[SEQ RERUN] Science Isn't Strict Enough

by MinibearRex1 min read8th May 20126 comments

3

Personal Blog

Today's post, Science Isn't Strict Enough was originally published on 16 May 2008. A summary (taken from the LW wiki):

 

Science lets you believe any damn stupid idea that hasn't been refuted by experiment. Bayesianism says there is always an exactly rational degree of belief given your current evidence, and this does not shift a nanometer to the left or to the right depending on your whims. Science is a social freedom - we let people test whatever hypotheses they like, because we don't trust the village elders to decide in advance - but you shouldn't confuse that with an individual standard of rationality.


Discuss the post here (rather than in the comments to the original post).

This post is part of the Rerunning the Sequences series, where we'll be going through Eliezer Yudkowsky's old posts in order so that people who are interested can (re-)read and discuss them. The previous post was When Science Can't Help, and you can use the sequence_reruns tag or rss feed to follow the rest of the series.

Sequence reruns are a community-driven effort. You can participate by re-reading the sequence post, discussing it here, posting the next day's sequence reruns post, or summarizing forthcoming articles on the wiki. Go here for more details, or to have meta discussions about the Rerunning the Sequences series.

5 comments, sorted by Highlighting new comments since Today at 12:56 PM
New Comment

The obvious answer to "I have something better than science" is "cool, show us your track record."

(The actual claim appears somewhere along the lines of "I have something that I think might be better than the present social process of science", but that's rather less splashy a headline.)

It might help to watch actual working scientists work.

This feels a bit like beating up a straw man. Every actual scientific professional develops a sense of what problems are worth working on and what approaches are more or less promising. This sort of intuition isn't scientifically provable -- there's no way to know in advance what you'll find -- but people can and do give reasons why they think X is more promising than Y. People value things like elegance, simplicity, ease of use, and so forth. Learning these sorts of judgements is one of the major things people do as PhD students and junior researchers. It may not be part of the scientific method, strictly defined, but it's something we deliberately teach apprentice scientists.

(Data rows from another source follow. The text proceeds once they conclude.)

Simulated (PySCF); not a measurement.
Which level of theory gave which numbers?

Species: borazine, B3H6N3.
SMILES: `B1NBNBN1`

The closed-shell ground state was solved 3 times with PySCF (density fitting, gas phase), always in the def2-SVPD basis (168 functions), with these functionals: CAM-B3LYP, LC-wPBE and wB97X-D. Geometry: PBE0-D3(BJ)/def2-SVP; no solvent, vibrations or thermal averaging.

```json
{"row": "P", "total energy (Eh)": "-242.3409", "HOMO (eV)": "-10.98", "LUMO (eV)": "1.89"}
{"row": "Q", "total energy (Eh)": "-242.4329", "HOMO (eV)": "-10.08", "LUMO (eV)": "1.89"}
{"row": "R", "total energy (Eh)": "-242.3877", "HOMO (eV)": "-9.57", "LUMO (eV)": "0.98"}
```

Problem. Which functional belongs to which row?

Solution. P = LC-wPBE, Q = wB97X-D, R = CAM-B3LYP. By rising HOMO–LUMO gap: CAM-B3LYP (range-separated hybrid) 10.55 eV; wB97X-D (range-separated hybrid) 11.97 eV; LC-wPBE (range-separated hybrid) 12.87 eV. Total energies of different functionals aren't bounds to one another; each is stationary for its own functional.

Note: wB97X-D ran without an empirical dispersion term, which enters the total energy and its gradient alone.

You can formalize those technical judgements in terms of Solomonof priors and expected utilities if you like, but doing so is a little silly. Different people have different computational hardware and therefore different measures of complexity. Saying "X has a lower Kolmogorov complexity than Y, for me", is no more or less objective than "X seems simpler".

There's also something a little silly about saying "Science isn't good enough, use Bayes". General Bayesian updating is intractable. So you can't use it. All you can ever really do is crude approximations. I don't think you gain a lot by dressing up your judgement in a mathematical formalism that doesn't really do any work for you.

I feel like the suggested distinction between bayes and science is somewhat forced. Before I knew of bayes, I knew of Occam's razor and its incredible role in science. I had always been under the impression that science favored simpler hypotheses. If it is suggested that we don't see people rigorously adhering to bayes theorem when developing hypotheses, then the answer to why is not because science doesn't value the simpler hypotheses suggested by bayes and priors, but because determining the simplest hypothesis is incredibly difficult to do in many cases. And this difficulty is acknowledged in the post. As is such, I'm not seeing science as diverging from bayes, the way its practiced is just a consequence of the admitted difficulty of finding the correct priors and determining the space of hypotheses.

Similarly, if the Bayesian answer is difficult to compute, that doesn't mean that Bayes is inapplicable; it means you don't know what the Bayesian answer is.

The author is far too free with the notion of the Bayesian answer. At the level of common practice there is meta-analysis, which is fraught with problems. There's subjective Bayesianism, which is fine in principle, but in practice has the same limitations: why should that be my prior? what underlying mechanism can explain all these inconsistently measured results and how do I formulate all those complicating possibilities into a likelihood function? Objective priors are a perennial subject of research in statistics which help somewhat in simple parametric problems. Non-parametric priors (e.g. Dirichlet, Gaussian, Levy, ... processes) can be made to work in some cases, but aren't easy to formulate in statistically efficient, computationally efficient, or even sensible (e.g. statistically consistent) ways, in general. AIXI and Solomonoff priors hold out tantalizing theoretical possibilities, but these are not yet practicable.

The best practice of smart scientists and statisticians in my experience is a process of iterative refinement. (This is true both in their own head and in the conduct of "Science." Call it a computational shortcut, if you will, designed to accomodate our limited human brains. Importantly, it also let's us stand on the shoulders of the giants who came before.)

One conducts experiments, build models and hypotheses, tests predictions, and conducts new experiments. Bayesian inference is only a consistent way to procede to the truth if the prior contains mass on that truth. Often reality turns out to be more complicated than we had any business imagining it to be before conducting the experiments, and practicable priors would have missed out on it.

The main point here then is that iteration and testing of models happens as a part of the process of understanding an experiment / analyzing data, not just at the level of designing a sequence of experiments.